By Mary Lou Beatty
In this issue we honor some exemplary people who have been selected by the President to receive National Humanities Medals for their achievements.
Among them are a professor of classics and history, Donald Kagan, and a television personality who has devoted himself to literacy and lifelong learning, Art Linkletter. They include Patricia MacLachlan, whose Sarah, Plain and Tall has enchanted generations of children, and the Iowa Writers’ Workshop, whose cultivation of creativity has nurtured a dozen Pulitzer Prize winners and four of the last five poet laureates. Another of the medalists is the economist and social critic, Thomas Sowell, and another, an unlikely iconoclast of television, Brian Lamb.

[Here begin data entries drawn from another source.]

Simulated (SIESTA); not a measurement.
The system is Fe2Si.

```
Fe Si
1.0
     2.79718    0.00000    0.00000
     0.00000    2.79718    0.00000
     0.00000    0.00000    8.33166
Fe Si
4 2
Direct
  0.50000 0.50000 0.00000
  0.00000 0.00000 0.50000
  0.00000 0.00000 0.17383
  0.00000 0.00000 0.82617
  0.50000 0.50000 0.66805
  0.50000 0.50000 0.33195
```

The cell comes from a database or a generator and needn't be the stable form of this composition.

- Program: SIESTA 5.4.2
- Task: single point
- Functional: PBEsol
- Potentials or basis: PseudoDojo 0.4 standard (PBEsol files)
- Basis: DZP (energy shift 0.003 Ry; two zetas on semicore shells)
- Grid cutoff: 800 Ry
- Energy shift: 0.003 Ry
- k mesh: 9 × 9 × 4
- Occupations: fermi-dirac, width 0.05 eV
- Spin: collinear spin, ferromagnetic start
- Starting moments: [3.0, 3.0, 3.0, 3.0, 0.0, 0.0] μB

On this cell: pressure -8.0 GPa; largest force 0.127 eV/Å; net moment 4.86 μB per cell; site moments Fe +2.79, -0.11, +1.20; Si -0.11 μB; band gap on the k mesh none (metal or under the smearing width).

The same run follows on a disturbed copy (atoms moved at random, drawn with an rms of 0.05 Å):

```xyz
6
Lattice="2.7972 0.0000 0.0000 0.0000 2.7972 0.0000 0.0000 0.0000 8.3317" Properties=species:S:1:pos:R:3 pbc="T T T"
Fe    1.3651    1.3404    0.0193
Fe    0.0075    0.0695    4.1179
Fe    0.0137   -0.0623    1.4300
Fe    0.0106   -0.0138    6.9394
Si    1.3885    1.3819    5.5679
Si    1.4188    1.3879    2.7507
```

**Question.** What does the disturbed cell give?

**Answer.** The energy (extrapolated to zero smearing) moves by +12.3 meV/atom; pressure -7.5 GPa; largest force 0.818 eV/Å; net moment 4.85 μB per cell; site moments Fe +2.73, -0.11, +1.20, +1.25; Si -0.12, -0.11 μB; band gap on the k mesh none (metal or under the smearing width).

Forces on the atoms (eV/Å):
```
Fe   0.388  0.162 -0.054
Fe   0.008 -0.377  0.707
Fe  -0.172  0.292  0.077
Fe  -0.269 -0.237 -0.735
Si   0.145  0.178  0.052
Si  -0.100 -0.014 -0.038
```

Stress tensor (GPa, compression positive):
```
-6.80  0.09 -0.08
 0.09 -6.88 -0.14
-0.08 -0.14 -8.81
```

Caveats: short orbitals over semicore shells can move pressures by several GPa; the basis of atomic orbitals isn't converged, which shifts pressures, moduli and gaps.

Two of the medals are being awarded for efforts to save pieces of our history. One is given to Frankie Hewitt, the entrepreneur who turned the lights back on at Ford’s Theatre a century after Abraham Lincoln was assassinated there. The other medal represents a collective endeavor: the work done by the Mount Vernon Ladies’ Association to preserve the home of the nation’s first president, George Washington.
The importance of conserving vestiges of history takes us from a moment as recent as the flooding of Prague last summer to the cultural heritage of ancient Egypt and Asia. Two significant collections are opening this spring with support from the Endowment. The Brooklyn Museum of Art is adding six hundred objects to its refurbished Egyptian gallery, doubling the works available to visitors, and the Asian Art Museum in San Francisco has more than doubled in size by moving into the city’s old main library. Its opening exhibition, “In a New Light: The Asian Art Museum Collection,” explores the meaning of “Asia” with 2,500 objects from cultures as diverse as Tibet, Cambodia, China, and Iran.
“If you look at Pakistan and Japan, they have much less in common culturally than, say, Ireland and Russia, but both places are considered part of Asia,” says chief curator Forrest McGill. The collection ranges from the commercial--porcelain ware made by the Thai and Vietnamese to compete with the Chinese--to the spiritual, as seen in Buddhist religious iconography and the lion-headed Dakini made for the Qianlong emperor by his imperial workshop.
Some objects indicate the precarious position of those in power. As the story goes, one type of rare Ming dish was coveted not just for its beauty but for its ability to change color if touched by poison.
The successors to the Ming, the Manchu, devised ingenious methods of governing so as to ensure their sovereignty. They assigned two officials, one Chinese and one non-Chinese, to each governmental position. “Basically, you always had one guy checking up on the guy next to him,” comments Willard Peterson, editor of the newest volume in the Cambridge History of China series. The Manchu used a system of sealed messages to guarantee that official reports had not been tampered with en route to the emperor.
The relationship between power and secrecy continues to fascinate. Historians are currently analyzing documents declassified from Soviet and East German repositories; the pages provide a provocative look at the undersurface of the Cold War. “Archives are a repository of a nation’s truths,” says Nancy Meyers of the Cold War International History Project. “We believe in the importance of primary documents. They help you to understand and interpret your own history.”